Now we need to get to the breaking of the camp. The text says, "Abram went on his journeys from the south to Bethel." The Hebrew word for "journeys" is macca'. It means "breaking camp, pulling up stakes and moving out."

When Abram left Hai, he pulled up stakes and moved out toward the next place God had for him. He was through with Hai; he did not intend to remain a heap of ruins. He broke camp!

Some have camped at Hai for thirty or forty years or more and have not grown at all spiritually. They are locked in and do not know it. Oh, they will move from church to church occasionally, but it is just another Hai. They have not broken camp and usually are not open to hear anything else. When Abram broke camp at Hai, he did not take anything of Hai with him. He broke camp! He left everything of Hai behind! Some people do not want to change. That old-time religion is good enough for them, so they remain in a rut. Of Egypt Isaiah says, "The Egyptians strength is to sit still." In other words, they do not intend to move into anything more. Those who are represented by Egypt will never become a Bethel because they will not break camp. They will not forget the past. The Word of the Lord through Isaiah is: Remember not the former things, neither consider the things of old. Behold, I will do a new thing; now it shall spring forth; shall you not know it? I will even make a way in the wilderness, and rivers in the desert. Isaiah 43:18-19.

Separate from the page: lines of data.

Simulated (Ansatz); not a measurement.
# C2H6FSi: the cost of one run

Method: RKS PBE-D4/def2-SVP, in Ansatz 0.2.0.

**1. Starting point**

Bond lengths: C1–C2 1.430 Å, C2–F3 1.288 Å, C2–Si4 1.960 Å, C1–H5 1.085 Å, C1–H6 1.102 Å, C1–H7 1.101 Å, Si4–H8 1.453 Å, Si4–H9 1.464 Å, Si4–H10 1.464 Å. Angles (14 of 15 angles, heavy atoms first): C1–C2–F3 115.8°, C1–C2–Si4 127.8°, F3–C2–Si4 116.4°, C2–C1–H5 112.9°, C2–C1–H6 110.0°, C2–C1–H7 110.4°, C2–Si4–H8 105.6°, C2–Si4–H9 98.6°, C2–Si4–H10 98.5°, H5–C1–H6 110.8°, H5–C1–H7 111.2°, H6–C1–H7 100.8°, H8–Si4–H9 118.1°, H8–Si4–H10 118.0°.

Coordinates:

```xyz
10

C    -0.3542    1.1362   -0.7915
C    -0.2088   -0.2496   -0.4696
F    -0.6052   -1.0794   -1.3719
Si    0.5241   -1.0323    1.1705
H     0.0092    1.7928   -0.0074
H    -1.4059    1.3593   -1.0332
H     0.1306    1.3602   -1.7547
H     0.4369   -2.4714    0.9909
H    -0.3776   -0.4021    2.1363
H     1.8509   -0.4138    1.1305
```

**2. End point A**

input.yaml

The Apostle Paul spoke about breaking camp to the church of the Philippians. Paul was not going to sit still like Egypt and he didn't want the Christians at Philippi to sit still either. He wanted them to break camp, to forget the past, and to press toward the high calling of God in Christ Jesus. But what things were gain to me, those I counted loss for Christ. Yea doubtless, and I count all things but loss for the excellency of the knowledge of Christ Jesus my Lord: for whom I have suffered the loss of all things, and do count them but dung, that I may win Christ, and be found in Him, not having mine own righteousness, which is of the law, but that which is through the faith of Christ, the righteousness which is of God by faith: that I may know Him, and the power of His resurrection, and the fellowship of His sufferings, being made conformable to His death; if by any means I might attain into the resurrection of the dead. Not as though I had already attained, either were already perfect. But I follow after, if that I may apprehend that for which also I am apprehended of Christ Jesus. Brethren, I count not myself to have apprehended. But this one thing I do, forgetting those things which are behind, and reaching forth to those things which are before, I press toward the mark into the prize of the high calling of God in Christ Jesus. Philippians 3:7-14. In other words, Paul is saying, "I am breaking camp!"